On 2011-01-13, at 8:34 AM, Rudolf Olah wrote:
On Wed, 2011-01-12 at 23:33 -0500, D. J. Penton wrote:
I have to get this off my chest.
I am now seriously obliged to learn OCaml for use in a course in my grad program. In 2010 I just tinkered with the language. But the honeymoon is over.
So far I hate OCaml more than words can say. Maybe it's the book I'm using to learn it. I ordered a different book from Amazon. I hope the new book helps. If not I shall suffer grievously throughout the term. I don't half mind Haskell, but Holy Snapping Assholes, Batman - not OCaml, pleeeeease.
What is it that you hate about it? I tried it out briefly and it looked ok. Something like haskell except imperative/deterministic ;p I liked the pattern matching.
I think a lot of what attracts people to functional languages the first time around is simplicity of implementation. This is in the sense that the programming model itself provides the richness, rather than relying on hundreds of different, specific language features being added to the spec/compiler.
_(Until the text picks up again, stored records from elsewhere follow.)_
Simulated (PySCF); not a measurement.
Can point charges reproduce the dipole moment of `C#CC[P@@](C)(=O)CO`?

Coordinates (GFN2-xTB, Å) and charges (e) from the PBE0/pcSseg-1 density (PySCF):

OCaml is sort of the C++ of functionally-oriented languages in that there are a huge number of features built right into the language, each with their own specific syntax. This can get frustrating when you accidentally misuse your intended syntax and stumble into a feature that you didn't even know about. When you compound this with the fact that the error messages from the compiler aren't the greatest (at least they weren't during my last, circa-2008 experience), it does feel sort of plodding.
I am one of those people that loves OCaml for its quirks. However, I can appreciate why the haters continue to hate on it :)
-Debo
Disclaimer -- I have never done anything significant in Common Lisp; I've always restricted myself to a Scheme of one flavour or another. So it's possibly that my comments about both syntactic and general simplicity are off base.